Red Metal Signs Mining Agreement at Carrizal IOCG Project
Red Metal transitions from explorer to producer overnight, securing immediate cash flow from high-grade copper at Carrizal as drilling catalysts loom.

Red Metal Resources, through its Chilean subsidiary Polymet, has signed a 5-year renewable mining lease agreement with Minera KMT SpA for the Farellon 1/8 mineral concession, part of the Carrizal Property. The agreement provides Red Metal with a 10% revenue royalty on copper, silver, and gold sales, and a 15% revenue royalty on cobalt sales (both net of a 1.5% existing royalty). KMT must maintain minimum monthly production of 2,500 tonnes of ore following a 7-month development period. Operations will target Level 7, which historically produced 5,080 tonnes at grades of 1.97% Cu, 9.62 g/t Ag, and 0.14 g/t Au between 2016-2017.
This is a game-changing announcement for Red Metal Resources. The company has effectively transitioned from a pure exploration play to a near-term producer with a recurring revenue stream—without having to spend its own capital on mining operations. The historical data provides confidence in the ore body: prior production from the same area (Level 7) ran at nearly 2% copper, which at current record copper prices (as referenced in prior news) translates to substantial cash flow potential.

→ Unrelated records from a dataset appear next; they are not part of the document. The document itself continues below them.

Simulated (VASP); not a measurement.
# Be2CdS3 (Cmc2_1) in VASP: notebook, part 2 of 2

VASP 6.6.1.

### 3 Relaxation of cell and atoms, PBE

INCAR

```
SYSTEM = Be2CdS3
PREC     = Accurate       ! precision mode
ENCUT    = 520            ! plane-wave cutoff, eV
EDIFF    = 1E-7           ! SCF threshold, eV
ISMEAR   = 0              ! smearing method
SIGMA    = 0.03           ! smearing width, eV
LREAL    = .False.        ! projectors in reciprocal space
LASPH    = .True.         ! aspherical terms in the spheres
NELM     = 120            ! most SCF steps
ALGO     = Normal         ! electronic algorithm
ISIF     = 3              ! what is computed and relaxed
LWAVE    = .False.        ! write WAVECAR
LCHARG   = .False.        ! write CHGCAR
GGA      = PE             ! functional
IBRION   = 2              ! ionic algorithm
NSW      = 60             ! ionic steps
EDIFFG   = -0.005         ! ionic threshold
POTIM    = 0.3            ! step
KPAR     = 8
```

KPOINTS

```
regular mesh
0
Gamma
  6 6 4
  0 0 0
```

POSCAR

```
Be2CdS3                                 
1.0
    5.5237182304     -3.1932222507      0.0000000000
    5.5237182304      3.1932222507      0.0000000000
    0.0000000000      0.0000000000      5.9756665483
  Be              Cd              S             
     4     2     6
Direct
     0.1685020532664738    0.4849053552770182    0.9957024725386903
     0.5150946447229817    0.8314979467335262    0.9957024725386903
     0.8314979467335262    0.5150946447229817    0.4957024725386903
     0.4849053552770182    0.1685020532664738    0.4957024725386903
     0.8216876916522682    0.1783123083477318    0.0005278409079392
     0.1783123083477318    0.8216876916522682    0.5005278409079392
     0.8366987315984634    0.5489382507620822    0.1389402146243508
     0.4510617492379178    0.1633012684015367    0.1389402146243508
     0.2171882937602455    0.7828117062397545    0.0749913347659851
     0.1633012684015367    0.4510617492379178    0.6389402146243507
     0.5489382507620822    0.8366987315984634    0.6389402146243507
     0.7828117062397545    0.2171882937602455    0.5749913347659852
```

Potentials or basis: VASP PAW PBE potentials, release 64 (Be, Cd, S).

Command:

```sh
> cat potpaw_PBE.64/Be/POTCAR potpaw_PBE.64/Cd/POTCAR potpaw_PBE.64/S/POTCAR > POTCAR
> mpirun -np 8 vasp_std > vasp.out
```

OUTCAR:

A simple calculation illustrates the impact: 2,500 tonnes per month at 1.97% Cu equates to ~108,000 lbs of copper per month. At $4.50/lb copper, that's ~$486,000 in contained copper value monthly. Red Metal's 8.5% net royalty (10% minus 1.5%) would generate ~$41,300 per month, or ~$495,000 annually, from copper alone. Adding silver and gold byproducts increases this further. For a company that just raised $997,298 in total financing at $0.06 per unit, a ~$500,000+ annual royalty stream is materially transformative.
The progression of news from January 2026 through May 2026 shows a company methodically executing: financing secured, LiDAR survey completed, IP survey mobilized and underway, and now a production agreement that turns the project from an exploration expense into a cash-generating asset. The market has responded to this chain of derisking events, with the stock rising from $0.05 in late December 2025 to $0.14-$0.16 in May 2026. This production agreement validates the entire thesis and provides non-dilutive funding for ongoing exploration.
Red Metal Resources is a Canadian-listed junior mining company focused on the Carrizal Copper-Gold-Cobalt Property in Chile's Atacama Region. The 3,278-hectare property hosts a structurally controlled, vein-style Iron Oxide Copper-Gold (IOCG) system with surface veins extending over 12 km in strike length. Known mineralization extends to approximately 200 m depth. The property contains the Farellon project area, which includes the Farellon 1/8 concession now under lease to Minera KMT SpA. The company also holds the Point Piche Property in Quebec, though this appears to be a secondary, earlier-stage hydrogen exploration asset.